Between July 19th and September 6th, 1936 an adventurous art collector named Lilla S. Perry traveled to Japan and kept a diary about her trip. At some later date she typed up portions of her diary and correspondence, entitled it “A Treasure Hunt in Japan, 1936” and included many photos and pamphlets. She may have intended to eventually publish her story, or perhaps only share it with family and friends, but the unpublished typescript is now in the collection here at Amherst College. It was donated to the college in 2002 by William Green¹, a fellow art collector who had been acquainted with Mrs. Perry’s son, E. Caswell Perry.

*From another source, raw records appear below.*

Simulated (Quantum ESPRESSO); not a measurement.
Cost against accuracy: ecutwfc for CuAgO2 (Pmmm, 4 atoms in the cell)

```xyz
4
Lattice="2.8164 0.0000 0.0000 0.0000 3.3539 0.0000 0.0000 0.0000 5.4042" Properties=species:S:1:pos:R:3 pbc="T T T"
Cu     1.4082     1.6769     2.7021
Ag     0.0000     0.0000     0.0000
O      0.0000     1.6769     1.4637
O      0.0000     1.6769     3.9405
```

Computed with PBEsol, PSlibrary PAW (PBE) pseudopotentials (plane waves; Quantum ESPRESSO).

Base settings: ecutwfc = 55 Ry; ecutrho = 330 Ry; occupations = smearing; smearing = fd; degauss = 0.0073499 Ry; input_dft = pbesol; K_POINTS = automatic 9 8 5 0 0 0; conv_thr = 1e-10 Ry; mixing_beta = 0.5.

Lilla Perry was in her mid-50s at the time of her trip, lived in southern California and had become widowed a few years earlier. She was fascinated by the art form of Japanese woodblock prints known as ukiyo-e. Her son described her 1936 journey as a “print pilgrimage…visiting dealers and collectors and some museums, and finding many worthwhile prints, both old and new.”²

Besides her search for ukiyo-e, the manuscript is filled with fascinating and entertaining details of Mrs. Perry’s eighteen day voyage by freighter (for which she paid $140), and glimpses of Japan prior to World War II. Here are just a few:

◊ “On our way back to the hotel an open automobile passed us full of Geisha. They were like brilliant butterflies, and their elaborate head dresses – to our amazement – were encased in cellophane, that not a hair should be displaced by the wind! They were scattering handbills in all directions, one of which I salvaged and place here.”

◊ “It is only a few times in a lifetime that one meets a person like Miss Denton. I loved her instinctively from the first minute. Evidently she did me, too, for there seems to be nothing she would not do for me. Her kindness during this stay in Kyoto has been beyond measure. She is doubtless in her late eighties, but made of wire and steel. The Doshisha School has of late years been her life…”

◊ “Evening. Fujiya Hotel, Miyonoshita, Japan…I have been all over the charming hotel, particularly interested in the many elegant baths. I have talked with “the master of the inn,” Mr. Yamagouchi…He is a great talker, and I had good fun with him…and he told me all about his famous “Mustache Club” and showed me the gallery of photographs of its members.”

A portion of “A Treasure Hunt in Japan” did eventually make its way into print. E. Caswell Perry published approximately half of the journal entries in 1978, seven years after his mother’s death, in a monograph of the Society for Japanese Arts and Crafts.³ But the original typescript is a wonderful example of the kind of primary resource that students are encouraged to work with in courses such as Professor Karen Sanchez-Eppler’s “The Unprinted Page: Working with Manuscripts” (English 415) (see the class blog).

¹For more information on William Green’s generous art donation to Amherst College’s Mead Museum, see the exhibition catalog Creative Transformations, available in the Frost Library stacks.

²Perry, E. Caswell, “Lilla S. Perry: A Retrospect,” Impressions: Official Publication of the Ukiyo-e Society of America, no. 14 (Spring 1988): 12.

³Perry, Lilla S., “A Treasure Hunt in Japan, 1936: Excerpts from the diary of Mrs. Lilla S. Perry,” in Ukiyo-e Studies and Pleasures, edited by H.M. Kaempfer (The Hague: Society for Japanese Arts and Crafts, 1978), 68-83.

Update! (1/27/2012)  We now know that the majority of Lilla S. Perry’s journals are housed in the archives at the Huntington Library. Our thanks go to her grand-niece, Ann Delaney, who contacted us. She remembers her great aunt as “a steely but fascinating character. She later wrote a book about snuff bottles which is still considered a major source about that topic. She gave piano lessons to the children of many movie stars. As a child I was both frightened by and fascinated with her fantastic house in L.A. filled with all manner of Japanese antiquities.”